Tigers set for stiff test
Coaches in all sports often tell their players to “practice like you play,” but first-year Hollidaysburg Area High School football coach Homer DeLattre would be happy to get his players to play as they practice.
“We’re just sort of inconsistent right now in what we’re doing. We’re not doing some of the things we do well in practice when it comes to game time. We seem to have a difficult time executing,” DeLattre said.
“If they can just take the drills we’re doing in practice and apply them to the game, I know we’ll be consistent with all phases.”

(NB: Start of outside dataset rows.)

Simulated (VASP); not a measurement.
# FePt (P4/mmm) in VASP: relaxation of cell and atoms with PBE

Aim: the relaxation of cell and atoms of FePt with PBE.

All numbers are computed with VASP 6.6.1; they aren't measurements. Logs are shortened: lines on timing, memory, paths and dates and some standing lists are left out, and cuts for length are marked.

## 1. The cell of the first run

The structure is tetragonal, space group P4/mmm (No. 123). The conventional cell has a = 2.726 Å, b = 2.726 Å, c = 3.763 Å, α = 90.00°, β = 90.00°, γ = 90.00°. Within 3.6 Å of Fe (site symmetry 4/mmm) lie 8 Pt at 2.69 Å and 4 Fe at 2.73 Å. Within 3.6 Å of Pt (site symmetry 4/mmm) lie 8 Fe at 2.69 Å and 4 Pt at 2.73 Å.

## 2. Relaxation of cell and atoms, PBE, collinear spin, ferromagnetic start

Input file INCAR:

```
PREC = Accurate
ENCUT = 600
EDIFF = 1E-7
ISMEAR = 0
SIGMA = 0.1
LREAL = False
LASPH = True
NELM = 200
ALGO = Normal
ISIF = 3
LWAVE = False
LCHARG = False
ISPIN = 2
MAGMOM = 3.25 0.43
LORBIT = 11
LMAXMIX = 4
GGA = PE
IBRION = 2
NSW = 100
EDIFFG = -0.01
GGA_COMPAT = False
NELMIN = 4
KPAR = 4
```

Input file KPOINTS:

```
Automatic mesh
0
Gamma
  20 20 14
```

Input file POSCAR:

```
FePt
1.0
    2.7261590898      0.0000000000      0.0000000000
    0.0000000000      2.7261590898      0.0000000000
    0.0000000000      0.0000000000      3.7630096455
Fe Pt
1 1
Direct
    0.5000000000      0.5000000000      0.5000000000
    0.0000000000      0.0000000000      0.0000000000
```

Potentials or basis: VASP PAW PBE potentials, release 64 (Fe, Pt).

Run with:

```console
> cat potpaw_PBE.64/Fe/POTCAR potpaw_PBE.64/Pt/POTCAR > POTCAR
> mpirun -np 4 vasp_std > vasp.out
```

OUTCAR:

DeLattre’s Golden Tigers will be put to the test again tonight as they try to shrug off last week’s season-opening loss to Highlands when they travel to 1-0 Greensburg Salem. Kickoff for the WPIAL Greater Allegheny Conference matchup is at 7 p.m.
“They play basic smash-mouth football,” DeLattre said of the Golden Lions. “They say we’re going to run the ball on you, and we’re going to stop your run game.”
But, before DeLattre can be overly concerned with Greensburg Salem, his first priority is fixing his own team’s issues. They were numerous is the opener.
The Tigers allowed 270 yards on the ground and were held to negative-13. Highlands also passed for 145 yards and two touchdowns, and the Tigers, who trailed 16-0 at the half, found themselves on the short end of the turnovers by a 2-1 count, as well.
Of course, this had a strong possibility to occur with a new coach and a young team. DeLattre was not panicking. He thinks it’s simply a matter of his players getting comfortable and confident in what they are being asked to do.
“I’m sure it’s frustrating for the kids. They know they can do it. Some of it has to come from them internally, as well. They’ve got to make an effort to get better,” DeLattre said. “We’re confident it’s going to come. It’s just taking time.”
It might just be as simple as nerves for a number of first-time varsity players.
“We show them. It’s missed assignments. They don’t miss these assignments in practice. But then Friday, we had guys doing things entirely that they weren’t supposed to be doing,” DeLattre said. “Defensively, we don’t want them thinking. We want them to fly around and play. We think they are overanalyzing what they should be doing.”
The one statistical bright spot against Highlands was Josh Bickley’s 5-for-7, 181-yard, two-touchdown passing performance off the bench. DeLattre, though, had Bickley and week-one starter Caleb Parnell neck-and-neck vying to open tonight’s game.
“I don’t think either guy has stepped to the forefront. Bickley had two nice throws, but I don’t know if it’s enough. Consistency is what we’re looking for, and we’re looking for leadership there,” DeLattre said. “We’re going to let them compete and see if they can make each other better.”
Greensburg Salem is coming off a 20-14 win over Knoch in which it jumped out to a 20-0 halftime lead and held on. The Lions, who were 2-7 last year, are being guided by first-year coach Dave Keefer, a longtime assistant coach in the program.
“We have the ability to be a good football. We had the ability to be a good football team in the past, but we missed on some opportunities. Friday, we executed early. We didn’t execute as well as we wanted to later on, and it showed,” Keefer said. “I think some teams know we have some ability. It’s just a matter of putting it together. We’re really happy with the win.”
The Lions rolled up almost 200 yards in total offense in the first two quarters. Dom McKinley rushed for 78 yards and a touchdown on 20 carries, while Ryan Zepeda reached the end zone on a 32-yard run. Adam Indof threw just eight times but completed passes covering 120 yards, including a 59-yard scoring strike to Simeon Stevens.
DeLattre thinks the pressure will be on his defensive front seven of Reid Brinkhoff, Andrew Vonada, Zach Simpson, Michael Roberts, Greg Dinges, Colton Ruggery and Zack Weaver, as well as his offensive line of Brinkhoff, Simpson, Vonada, Aaron Gallagher and Andrew Rubritz.
“There’s going to be a great battle on the offensive and defensive lines,” DeLattre said.